The Nation-State Law was passed by Prime Minister Benjamin Netanyahu’s governing coalition in July. It will be challenged in the Supreme Court in two weeks.

Gantz also spoke about the bond between the Jews and the Druze. He declined to answer questions from the press.

Druze leaders are leading a campaign against the law that brought them to Gantz’s home in Rosh Ha’ayin on Monday, and they intend to visit more party leaders this week.

Gantz’s first comments since he formed his Israel Resilience Party on December 27 – when he promised a group of Druze leaders that he would fight the Nation-State Law – unleashed a fury of responses from parties on both ends of the political spectrum.

Hatnua leader Tzipi Livni praised Gantz for his criticism of the law, and demanded that Prime Minister Benjamin Netanyahu take a stand on the Declaration of Independence.

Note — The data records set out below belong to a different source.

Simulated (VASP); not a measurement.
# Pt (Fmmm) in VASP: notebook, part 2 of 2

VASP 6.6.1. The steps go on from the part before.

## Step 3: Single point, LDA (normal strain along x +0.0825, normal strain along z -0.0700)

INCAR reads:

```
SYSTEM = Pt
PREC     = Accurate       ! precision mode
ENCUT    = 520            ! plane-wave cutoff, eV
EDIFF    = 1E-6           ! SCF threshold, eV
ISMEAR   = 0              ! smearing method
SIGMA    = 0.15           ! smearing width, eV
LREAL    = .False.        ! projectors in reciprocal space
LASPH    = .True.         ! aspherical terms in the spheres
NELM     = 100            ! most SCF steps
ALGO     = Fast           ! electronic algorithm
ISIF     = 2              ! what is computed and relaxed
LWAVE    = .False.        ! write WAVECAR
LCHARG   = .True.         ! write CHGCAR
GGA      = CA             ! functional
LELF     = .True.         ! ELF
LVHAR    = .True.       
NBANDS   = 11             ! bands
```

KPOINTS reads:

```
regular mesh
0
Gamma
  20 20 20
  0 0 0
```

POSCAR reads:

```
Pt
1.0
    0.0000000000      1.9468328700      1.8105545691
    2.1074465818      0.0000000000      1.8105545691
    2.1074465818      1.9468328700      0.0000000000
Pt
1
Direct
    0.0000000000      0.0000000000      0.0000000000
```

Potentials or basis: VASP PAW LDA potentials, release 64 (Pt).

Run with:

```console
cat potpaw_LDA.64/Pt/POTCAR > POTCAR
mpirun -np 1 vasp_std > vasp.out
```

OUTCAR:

“Remember that day when the Likud turns the Declaration of Independence into something of the Left,” Livni said. “Netanyahu must declare whether he is in favor or against the Declaration of Independence law.”

The Likud Party immediately fired back with a statement attacking both Gantz and Livni, stating, “When Gantz attacks the Nation-State Law and Tzipi Livni commends him for it, everyone knows what was obvious: Gantz is Left, just like Lapid.”

Likud MK Amir Ohana – who chaired the committee that legislated the law – said Gantz had harmed Israel’s resilience by opposing it.

“It is unfortunate that when Gantz finally decided to break his silence, he attacked a Basic Law that grants the State of Israel its identity card and protects its values,” Ohana said.

Gantz’s party shot back, saying the bill “shot our brothers in the back” and “we will heal them.”


The New Right Party likewise said the fact that Gantz’s first statement was against the Nation-State Law “proved he is a leftist.”

Education Minister Naftali Bennett and Justice Minister Ayelet Shaked said in a statement that the Nation-State Law “is a historic achievement that reestablishes the state’s national, Jewish and Zionist character in the face of ongoing erosion caused by the High Court of Justice. The Gantz plan to change the Nation-State Law clarifies his position.”

Meretz leader Tamar Zandberg said the Nation-State Law must be canceled, not fixed – and that Gantz had given the Right a victory by suggesting otherwise.

Others used Gantz’s first words as an opportunity to promote their own platforms.

Labor Party leader Avi Gabbay turned the focus on the makeup of a future coalition.

“Gantz, you are right – equality must be added to the Nation-State Law,” Gabbay said, “but it can’t be done from within a Netanyahu government. I know, I was there. Do not despair, you can make a change. Commit not to sit in Netanyahu’s government.”

Yair Lapid, chairman of Yesh Atid, took the chance to promote his party’s version of the controversial law.

“Benny Gantz expresses a worthy moral position on amending the national law,” Lapid wrote on Facebook. “It is important that there be a law that conforms to the values of the State of Israel as a Jewish and democratic state. Therefore, one of the first things that will be done when we gain power will be the amendment of the current Nation-State Law to the Nation-State Law of Benny Begin and Yesh Atid.”

The most acute criticism came from Public Security Minister Gilad Erdan, who called Gantz’s statements “shameful” and “disingenuous” in light of Gantz’s alleged abandonment of a Druze soldier during the Second Intifada.

In October 2000, Madhat Yusuf was killed in the West Bank city of Nablus, and his family claimed that Gantz, then commander of the Judea and Samaria Division, did not rescue the injured soldier and did not take responsibility for the incident.

“When Palestinian terrorists shot Border Guard Madhat Yusuf, Benny Gantz was one of the commanders who turned his back on him,” Erdan wrote in a Twitter post. “He did not do ‘everything in his power’ to save Yusuf’s life.”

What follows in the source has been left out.